Customer shall indemnify CIELO against any claims arising from Customer’s transmission of Prohibited Data or PII in violation of Sections 3.4 and 3.5.

3.6 Data Minimization.

Customer shall share with CIELO only the minimum data necessary for CIELO to perform the services described in the applicable SO. Customer shall not transmit data to CIELO that is not required for service delivery, even if such data is not in the Prohibited Data categories listed in Section 3.5.

3.7 Access to Customer Data.

During the Subscription Term, Customer may access Customer Data at any time.

3.8 Retrieval of Customer Data on Termination.

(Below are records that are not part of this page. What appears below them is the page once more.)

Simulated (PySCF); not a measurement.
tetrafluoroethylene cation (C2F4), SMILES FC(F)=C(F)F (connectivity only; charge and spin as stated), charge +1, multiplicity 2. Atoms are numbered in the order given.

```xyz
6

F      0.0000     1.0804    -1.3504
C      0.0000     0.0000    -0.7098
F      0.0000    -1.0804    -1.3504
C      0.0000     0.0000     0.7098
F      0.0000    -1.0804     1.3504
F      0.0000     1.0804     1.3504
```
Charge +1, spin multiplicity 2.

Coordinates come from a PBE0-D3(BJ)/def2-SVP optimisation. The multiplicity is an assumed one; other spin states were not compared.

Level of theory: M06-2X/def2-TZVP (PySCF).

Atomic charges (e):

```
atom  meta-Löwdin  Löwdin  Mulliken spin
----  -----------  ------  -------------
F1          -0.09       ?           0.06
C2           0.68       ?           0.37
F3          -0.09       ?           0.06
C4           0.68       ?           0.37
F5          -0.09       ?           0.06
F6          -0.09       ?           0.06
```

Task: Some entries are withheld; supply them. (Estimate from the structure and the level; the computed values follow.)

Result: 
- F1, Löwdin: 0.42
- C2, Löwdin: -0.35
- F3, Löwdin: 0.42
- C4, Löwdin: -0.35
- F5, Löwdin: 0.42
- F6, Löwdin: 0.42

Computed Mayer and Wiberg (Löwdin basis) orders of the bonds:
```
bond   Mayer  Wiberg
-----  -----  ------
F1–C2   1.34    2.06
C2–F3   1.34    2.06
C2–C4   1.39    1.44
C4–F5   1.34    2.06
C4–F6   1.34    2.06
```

Upon request by Customer made within 60 days after the earlier of the effective date of termination of this Agreement or expiration of any Subscription Term, CIELO will make available to Customer for download a file of Customer Data in the current format in which it is stored in the Subscription Service. After such 60-day period, CIELO will have no obligation to maintain or provide any Customer Data and will thereafter (unless legally prohibited) delete all Customer Data in its systems or otherwise in its possession or under its control.

4. FEES

4.1 Fees.

Customer shall pay all fees as set forth in each SO. Unless otherwise specified in the applicable SO, all fees are due and payable within 60 days from the invoice date. Except as otherwise specified in the Agreement, payment obligations are non-cancelable, and fees paid are non-refundable.

4.2 Disputed Payments.

Customer may withhold any portion of an invoiced amount that is subject to a bona fide dispute, provided Customer: (a) gives CIELO written notice setting forth the reason for the dispute on or before the payment due date; (b) meets and confers in good faith with CIELO to resolve the dispute starting promptly after such notice; and (c) pays the disputed fees, if legitimate, promptly after resolution of the dispute.

4.3 Late Payment.

Customer may not withhold (except as set forth in Section 4.2) or offset fees due to CIELO for any reason. If Customer fails to pay any undisputed invoiced amounts by the due date, CIELO may, without limiting its other rights and remedies, temporarily suspend access to the Subscription Service without liability until such amounts are paid in full. CIELO will give Customer at least 30 days’ prior notice that its account is overdue before suspending access. All late payments accrue monthly interest at 1%.

4.4 Expenses.

Customer will reimburse CIELO for reasonable pre-approved travel expenses incurred by CIELO while performing Professional Services. Expenses will be charged on a pass-through basis (without markup) and incurred consistent with any expense guidelines attached to the SO. CIELO will provide Customer with reasonably detailed invoices for such expenses.

4.5 Taxes.

Fees invoiced pursuant to this Agreement do not include, and may not be reduced to account for, any Taxes. Customer is responsible for paying all Taxes imposed on the Subscription Service, Professional Services or any other services provided under this Agreement. CIELO is responsible for paying all Taxes imposed on CIELO’s income, property, or employees. If CIELO has a legal obligation to pay or collect Taxes for which Customer is responsible under this Agreement, the appropriate amount shall be computed based on Customer’s address listed on the relevant SO, and invoiced to and paid by Customer, unless Customer provides CIELO with a valid tax exemption certificate authorized by the appropriate taxing authority.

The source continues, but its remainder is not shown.